For some, Francis is still a very European pope, because he has rarely taken a hard stance against secularism and European secular culture — or at least, much less hard than that of American bishops and American Catholic neo-conservatives.
For others, Francis is a Latin American populist who is trying to disguise his distance from modern, liberal culture and especially from the late 20th-century appeasement and surrender of European Catholics to secular modernity.
What Pope Francis says to America is a message to the whole Catholic world, but more directly to the European Catholic churches, given the deep historical and cultural links "across the pond."
Two Americas or one?
The role of the United States on the world map of Catholicism is certainly distinctive, but Pope Francis is not a believer in American "exceptionalism."
After two Americanophile popes like John Paul II and Benedict XVI, it will be interesting to see how the Argentine pope will phrase his understanding of the relationship between Latin America and North America.
John Paul II believed in the unity of the continent when he convened the Synod of Bishops for the Americas in 1997. Since then, however, the U.S. has started to go its own way. Today the ties between Catholic churches in the United States and those in Latin America are much more tenuous than before. Fewer American missionaries are now in Latin America than in the decades before the 1980s — the decrease in the number of the Maryknoll Fathers and Brothers in the southern part of the continent is evidence of this trend.
This is proof that the geopolitics of states and churches are never completely independent — and that is particularly true for the Catholic Church. But in light of changes in the religious demography of the American continent, it is still legitimate to speak of a unity between the Americas.
Within the United States the Latin American element is growing and is critical to the vitality of American Catholicism. On the other hand, although the majority of Hispanics in the United States are Catholic, those of Catholic origin are more secularized than Latino Protestants.
The Spanish-speaking roots of the new pope resonate in a particular way across the continent — north of Mexico too. But it is also Pope Francis's own story that makes the pontiff close to a large number of American Catholics. A pope who is a migrants' son understands the challenges of a Catholicism of emigration, as it divides families between state boundaries.

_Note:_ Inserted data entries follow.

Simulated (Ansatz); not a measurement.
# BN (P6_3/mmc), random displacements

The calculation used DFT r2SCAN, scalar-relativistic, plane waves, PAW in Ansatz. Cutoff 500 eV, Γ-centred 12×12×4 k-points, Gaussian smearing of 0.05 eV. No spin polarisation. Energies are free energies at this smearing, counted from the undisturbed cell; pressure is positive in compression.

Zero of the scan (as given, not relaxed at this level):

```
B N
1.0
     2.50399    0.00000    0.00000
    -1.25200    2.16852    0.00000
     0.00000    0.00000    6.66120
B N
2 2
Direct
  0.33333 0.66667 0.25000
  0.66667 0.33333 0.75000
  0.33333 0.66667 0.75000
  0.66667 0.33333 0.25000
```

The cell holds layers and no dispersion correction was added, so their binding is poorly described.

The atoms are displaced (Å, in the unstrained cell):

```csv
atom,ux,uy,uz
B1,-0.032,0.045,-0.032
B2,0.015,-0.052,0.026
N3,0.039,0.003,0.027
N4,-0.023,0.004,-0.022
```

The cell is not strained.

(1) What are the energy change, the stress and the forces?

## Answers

But there are other challenges to the American trip of Pope Francis that are typical of his pontificate.
Ideological divisions
Despite all the rhetoric of brotherly love between the pope and the U.S. bishops (so appropriate for a visit to Philadelphia), it is clear that many American bishops are not comfortable with the new pontiff's tone and message.
Charles Chaput, archbishop of Philadelphia since September 2011, is one of the bishops most clearly attached to the language of the previous pontificate.
The Erasmus Lecture he gave in New York City on October 20, right after the end of the Synod of Bishops in Rome, was a clear criticism of the dynamics of the open debate that Francis wanted to have — and got — at the Synod.
And he is not alone on this, if we read the exit interview of cardinal Francis George of Chicago. America's brainiest cardinal bluntly accuses the pope of not understanding the consequences of the "who am I to judge" kind of statements on the soul and culture of American Catholics. The most vocal representatives of American Catholic hierarchy are openly blaming the pope for a state of confusion in the self-understanding of Catholics.
On the other hand, the debate over the role of women in the Church is loud and controversial in the U.S. On this front, it is not clear how Pope Francis will be able to address Catholic feminist theological and ecclesiastical issues.
Catholic theologians and clergy trained outside the English-speaking world are far less familiar with feminist theology, its literature and its language. Feminist theologians have been so far more or less tolerant of some statements made by Pope Francis about the issue of women in the Church. Some feminist theologians, however, have already pointed out the issue they have with Francis and language he uses when he talks about women. They might be less forgiving with the pope during his visit to the United States.
This tension is at the core of what I call, in my forthcoming analysis of the pontificate, the "American problem" of Jorge Mario Bergoglio.
Some say that the American century has ended. It is not clear yet what the Latin American pope thinks about the next American Catholic century.